I find the main difference between the US and Europe to be cluelessness and very different views about what good service might look like. My conclusion is that good service comes from management valuing good service and training (or firing) their staff accordingly.

The most common difference: restaurant wait staff aggressively removing plates as soon as or before you are done with them. While in Europe that obviously would be rushed and seen as overly aggressive and a hint that it's time to get the hell out to make space for other dinners. Super rude in Europe, considered attentive service in the US.

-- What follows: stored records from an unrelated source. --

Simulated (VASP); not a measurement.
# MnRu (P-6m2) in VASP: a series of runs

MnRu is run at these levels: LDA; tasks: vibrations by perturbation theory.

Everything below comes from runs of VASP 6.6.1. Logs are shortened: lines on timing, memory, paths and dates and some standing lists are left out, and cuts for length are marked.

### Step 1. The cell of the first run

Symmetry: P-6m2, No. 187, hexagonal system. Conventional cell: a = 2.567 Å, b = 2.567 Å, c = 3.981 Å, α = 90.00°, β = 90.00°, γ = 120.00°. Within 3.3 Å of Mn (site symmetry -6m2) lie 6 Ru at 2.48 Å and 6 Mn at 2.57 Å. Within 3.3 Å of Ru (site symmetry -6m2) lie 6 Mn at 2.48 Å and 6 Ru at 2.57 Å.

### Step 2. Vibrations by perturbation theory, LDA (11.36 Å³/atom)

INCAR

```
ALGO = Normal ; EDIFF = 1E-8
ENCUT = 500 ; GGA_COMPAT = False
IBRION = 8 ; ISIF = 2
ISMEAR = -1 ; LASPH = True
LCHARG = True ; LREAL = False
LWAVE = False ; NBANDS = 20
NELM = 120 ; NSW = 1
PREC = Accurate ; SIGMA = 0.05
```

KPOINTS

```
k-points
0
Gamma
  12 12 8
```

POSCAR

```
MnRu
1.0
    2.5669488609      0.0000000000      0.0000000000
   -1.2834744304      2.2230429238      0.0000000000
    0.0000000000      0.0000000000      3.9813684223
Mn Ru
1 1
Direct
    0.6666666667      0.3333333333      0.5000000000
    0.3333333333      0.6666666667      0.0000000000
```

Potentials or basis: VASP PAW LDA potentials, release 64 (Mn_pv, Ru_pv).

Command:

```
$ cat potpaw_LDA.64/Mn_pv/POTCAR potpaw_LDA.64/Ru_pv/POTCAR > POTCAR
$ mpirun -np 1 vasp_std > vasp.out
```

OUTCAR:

Striking experience: At an allegedly "five star" resort in the US, some wait staff being very loud and chummy with the guests to the point of disturbing the guests, and other guests, and neglecting other tables! Inconceivable in Europe - reserved for top management or owners. And failures to pay attention left and right - by all the staff everywhere. Clearly blameable on management defining the wrong parameters as objectives to their staff.

Tipping in the US is entirely hit or miss: some staff will remember past tipping, but only some. Some staff make a visible effort at service (before tipping), but only some. Etc.

But to be fair, there was a time when service in Paris got so bad and rude that the waiters corporation ran ad campaigns asking them to cut it out and do better. French service still has a bad reputation (of rudeness and scams). And there, it's very much NOT that waiters don't know what to do and not do. They know.

I would see working out "out of bread" with the neighbors as normal when the restaurant is not super busy, and "above and beyond" at rush hours. But then in France, running out of bread before very late in rush hours would be a clear management failure.

Ironically, as an American the only time in my life when I had a waiter effectively ask us (a couple) to hurry up so other diners could sit, was at a Michelin starred restaurant in Naples, Italy. We hadn't even been there an hour, weren't even done eating yet. Perplexes me to this day.